Riley LaChance had his own mystery year as a sophomore, but last year he recovered to show the form he did as a freshman. He shot 48.6 percent from three on the season and picked up a lot of the slack down the stretch when Fisher-Davis was in a slump, averaging 12.1 points over Vanderbilt’s last ten games. The 6-foot-2 senior also spent a lot of time playing the point for Vanderbilt, and while he did decently in that role, he’s much better off the ball.

That happened mostly because Vanderbilt didn’t really have a point guard last year, though unlike Texas A&M the Commodores managed to find an acceptable solution. That shouldn’t be a problem this year. Larry Austin Jr. comes in as a transfer from Xavier, where he averaged 1.8 points and 1.1 assists per game as a sophomore backing up Myles Davis.

The staff is also high on Saben Lee, a 6’2” freshman out of Tempe, Arizona, who was a four-star recruit. Austin seems like the likely starter, but Lee could be impressive enough to get minutes here.

Payton Willis flashed some potential as a true freshman, though his turnover rate (3.6 per 40 minutes) was high and he shot poorly from three-point range (31.2 percent.) In spite of that and shooting nearly 60 percent inside the arc, he attempted more threes than twos, so shot selection may be an issue. But he has the ability to back up both guard spots.

So, too, does freshman Maxwell Evans, a 6-foot-2 combo guard who at the very least will provide depth in the backcourt. Evans posted a strong performance during Vanderbilt’s August trip to the Virgin Islands, suggesting he may be better than his recruiting rankings imply.


Frontcourt

# Player Height Year Notes
2 Joe Toye 6'7" Jr. 6.4 ppg/2.6 rpg
4 Yanni Wetzell 6'10" Jr. sitting out 2017-18
11 Jeff Roberson 6'6" Sr. 10.8 ppg/7.0 rpg
12 Djery Baptiste 6'10" So. 1.8 ppg/1.9 rpg
15 Clevon Brown 6'8" So. 1.6 ppg/1.5 rpg
32 Matt Ryan 6'8" Jr. sitting out 2017-18
50 Ejike Obinna 6'10" Fr. #154 recruit

Jeff Roberson put up an incredible shooting performance as a sophomore. Last year, playing a larger role in Vanderbilt’s offense, the 6-foot-6 senior saw his percentages decline — to 33.9 percent from three and 46.6 percent on twos — but those numbers were still acceptable.
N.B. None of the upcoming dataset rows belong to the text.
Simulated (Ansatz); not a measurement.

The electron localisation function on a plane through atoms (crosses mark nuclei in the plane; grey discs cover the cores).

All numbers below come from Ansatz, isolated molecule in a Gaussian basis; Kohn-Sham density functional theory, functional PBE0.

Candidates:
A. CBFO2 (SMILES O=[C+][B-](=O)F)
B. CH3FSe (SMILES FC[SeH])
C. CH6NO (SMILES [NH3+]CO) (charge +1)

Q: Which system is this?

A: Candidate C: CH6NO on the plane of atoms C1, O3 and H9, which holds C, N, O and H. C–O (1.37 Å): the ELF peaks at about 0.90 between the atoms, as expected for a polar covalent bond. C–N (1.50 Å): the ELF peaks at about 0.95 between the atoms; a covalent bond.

He also started all 35 games and led Vanderbilt with 31.7 minutes per game. Where LaChance and Fisher-Davis are the big scorers in the senior class, Roberson is the glue guy; he led Vanderbilt in rebounds and steals last year while also being its third-leading scorer.

But this year, Bryce Drew might have to play Roberson at center (essentially, to the extent that there are still positions). Vanderbilt has some rather inexperienced options inside. 6-foot-8 sophomore Clevon Brown is the most advanced of the three, and he averaged 7.6 minutes per game last year. Brown and 6-foot-10 sophomore Djery Baptiste, who averaged 7.8 minutes per game, both ended last season with 14 blocks, but Brown is closer to being an acceptable offensive player.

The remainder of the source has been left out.